A farmers group is urging the Senate to empower the President to hike applied tariff rates on rice imports when there’s an oversupply of the staple to prevent planters from incurring losses.
In a letter submitted to senators, Federation of Free Farmers (FFF) said a provision that allows the President to increase rice import tariffs should be included in the Senate’s rice tariffication bill.
Senate Bill (SB) 1998, which seeks to convert the quantitative restriction (QR) on rice into tariffs, allows the President to cut tariffs when there’s a shortage.
“Notably, Section 7[a] of SB 1998 envisions only a case where the President can temporarily lower tariffs on rice imports in case of an impending rice shortage,” FFF National Manager Raul Q. Montemayor said in the letter, a copy of which was obtained by the BusinessMirror.

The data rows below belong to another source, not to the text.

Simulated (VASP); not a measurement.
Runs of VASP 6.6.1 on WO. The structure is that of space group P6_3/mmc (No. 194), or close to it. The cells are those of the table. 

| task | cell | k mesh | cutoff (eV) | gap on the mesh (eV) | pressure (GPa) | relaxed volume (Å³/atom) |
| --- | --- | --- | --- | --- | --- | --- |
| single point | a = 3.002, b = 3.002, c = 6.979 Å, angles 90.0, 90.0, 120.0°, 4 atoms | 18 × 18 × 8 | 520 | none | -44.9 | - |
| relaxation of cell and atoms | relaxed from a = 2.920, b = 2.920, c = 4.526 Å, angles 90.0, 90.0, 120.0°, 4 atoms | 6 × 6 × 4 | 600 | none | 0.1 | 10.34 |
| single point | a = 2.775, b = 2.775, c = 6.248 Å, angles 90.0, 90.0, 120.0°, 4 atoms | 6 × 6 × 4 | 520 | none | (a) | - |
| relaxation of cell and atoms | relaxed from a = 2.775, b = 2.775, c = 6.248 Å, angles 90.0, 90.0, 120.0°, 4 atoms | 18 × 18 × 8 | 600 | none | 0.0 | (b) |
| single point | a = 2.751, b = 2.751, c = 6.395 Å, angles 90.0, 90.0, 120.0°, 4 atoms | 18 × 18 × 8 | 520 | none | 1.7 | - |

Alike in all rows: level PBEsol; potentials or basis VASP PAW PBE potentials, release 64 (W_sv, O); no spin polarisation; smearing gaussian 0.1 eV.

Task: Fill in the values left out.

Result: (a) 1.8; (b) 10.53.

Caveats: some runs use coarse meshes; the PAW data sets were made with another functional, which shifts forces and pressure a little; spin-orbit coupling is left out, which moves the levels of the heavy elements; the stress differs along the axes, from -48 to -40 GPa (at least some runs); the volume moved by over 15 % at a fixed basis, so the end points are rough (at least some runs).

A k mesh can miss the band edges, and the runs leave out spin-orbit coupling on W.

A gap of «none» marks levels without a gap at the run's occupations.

“It does not contemplate a situation where the applied tariff is lower than the bound rate, and the President may deem it proper to increase the applied tariff to address, say, an abnormal surge in imports or a drastic decline in import prices,”
Montemayor added.
The House version of the rice tariffication bill permits the President to cut or raise rice tariff rates, depending on the prevailing market condition. This provision, Montemayor said, would make it easier for government to protect the local rice sector from import surges.
Under SB 1998, the Philippines would impose special safeguard duty (SSG) on rice imports based on the provisions under Republic Act (RA) 8800, or the Safeguard Measures Act, which was patterned under the rules of the World Trade Organization (WTO).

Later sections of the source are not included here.